LONDON—This is really happening now. It’s not just a movie in her mind. Filipino pop star Rachelle Ann Go is living her dream as a cast member of “Miss Saigon” in London’s West End.
The thrill of the very first standing ovation she experienced onstage at the Prince Edward Theatre has not waned; it repeats every performance night. Audience members wait at the stage door for her autograph after. Some stop her on Old Compton Street before she enters the theater for rehearsals.
“I have learned many things about myself since coming here in March (when preparations commenced), not just as an artist but also as a person,” she told a handful of journalists from home on Wednesday night.
All the apprehension that had come with deciding to embark on this journey is gone now. “But my first few days here, in London, and especially at work, I was very scared,” she said. “I stood there in a corner, in my bikini, very quiet–and I was supposed to be the senior bar girl as Gigi!”
Her Filipino colleagues here, especially Jon Jon Briones (US-based stage actor), who plays The Engineer, helped her snap out of it. “I soon realized what I was capable of.”
What she is capable of, is a lot. Let alone the flawless singing, Rachelle Ann bumps and grinds and struts across the stage like a toughened woman for hire. She is groped and mashed and slapped, and she emerges defiant and, for the international audiences nine times a week, victorious.
Her signature piece as Gigi, “The Movie in My Mind,” is rendered, in her words, “not as a victim, but as someone who hates men and will get even.”

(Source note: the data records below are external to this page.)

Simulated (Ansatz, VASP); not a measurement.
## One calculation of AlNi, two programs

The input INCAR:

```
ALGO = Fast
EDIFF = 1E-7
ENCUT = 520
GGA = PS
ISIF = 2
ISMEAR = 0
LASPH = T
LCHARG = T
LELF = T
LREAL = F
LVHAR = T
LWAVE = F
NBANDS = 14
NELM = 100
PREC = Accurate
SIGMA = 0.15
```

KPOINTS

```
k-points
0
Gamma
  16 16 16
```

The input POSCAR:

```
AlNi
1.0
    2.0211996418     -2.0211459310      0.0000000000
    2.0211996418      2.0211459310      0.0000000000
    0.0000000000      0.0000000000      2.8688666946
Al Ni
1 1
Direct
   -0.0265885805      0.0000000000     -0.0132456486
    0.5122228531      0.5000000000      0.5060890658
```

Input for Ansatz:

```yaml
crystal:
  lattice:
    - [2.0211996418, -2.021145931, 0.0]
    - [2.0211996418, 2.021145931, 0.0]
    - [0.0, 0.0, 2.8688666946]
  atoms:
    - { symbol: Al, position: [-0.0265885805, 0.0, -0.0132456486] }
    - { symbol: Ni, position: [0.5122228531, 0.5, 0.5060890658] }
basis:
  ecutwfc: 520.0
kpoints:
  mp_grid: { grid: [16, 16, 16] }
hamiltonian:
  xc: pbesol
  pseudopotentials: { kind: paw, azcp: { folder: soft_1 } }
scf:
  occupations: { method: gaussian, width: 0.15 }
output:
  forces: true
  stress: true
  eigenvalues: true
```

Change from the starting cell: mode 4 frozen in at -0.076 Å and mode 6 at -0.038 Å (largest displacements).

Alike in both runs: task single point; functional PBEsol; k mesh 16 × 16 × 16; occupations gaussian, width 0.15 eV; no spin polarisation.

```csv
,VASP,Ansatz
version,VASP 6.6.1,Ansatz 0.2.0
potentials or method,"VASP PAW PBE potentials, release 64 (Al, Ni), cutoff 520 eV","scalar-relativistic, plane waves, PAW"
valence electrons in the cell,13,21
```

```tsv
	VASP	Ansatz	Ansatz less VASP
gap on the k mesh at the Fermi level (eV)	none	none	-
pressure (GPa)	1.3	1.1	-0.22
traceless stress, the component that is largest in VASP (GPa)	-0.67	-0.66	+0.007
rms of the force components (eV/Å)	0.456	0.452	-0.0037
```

She had initial issues with the costumes– the alarming lack of body cover, more specifically. “I’m used to it now but it wasn’t easy. Even in Boracay, I would wear shorts over the bottom of two-piece swimsuits.”
As for the physical abuse Gigi gets from the GIs, she said, “Everyone is so professional, I have never felt taken advantage of.”
She’s happy to be part of the “Saigon” family.
“This environment can only make you better. There are 18 nationalities in the cast and the bonding is incredible. Sometimes Cameron (Mackintosh, producer) drops by. He is so bubbly, and he talks to everybody. During the after-party on opening night, he thanked me for accepting the role. That was very nice of him; I felt very welcome and safe.”
Her contract is for one year. There is talk of bringing the show to Broadway.
Meanwhile, Rachelle Ann, who turns 28 this year, is happy for this time on her own. “I cook, I commute — I could never, would never do these in Manila.”
She is due home for a break in July. In October her parents will visit her here and watch “Miss Saigon.” She hopes she has prepared them enough to sail above the “shocking” stuff. “And I’m going to cook for them,” said Rachelle Ann.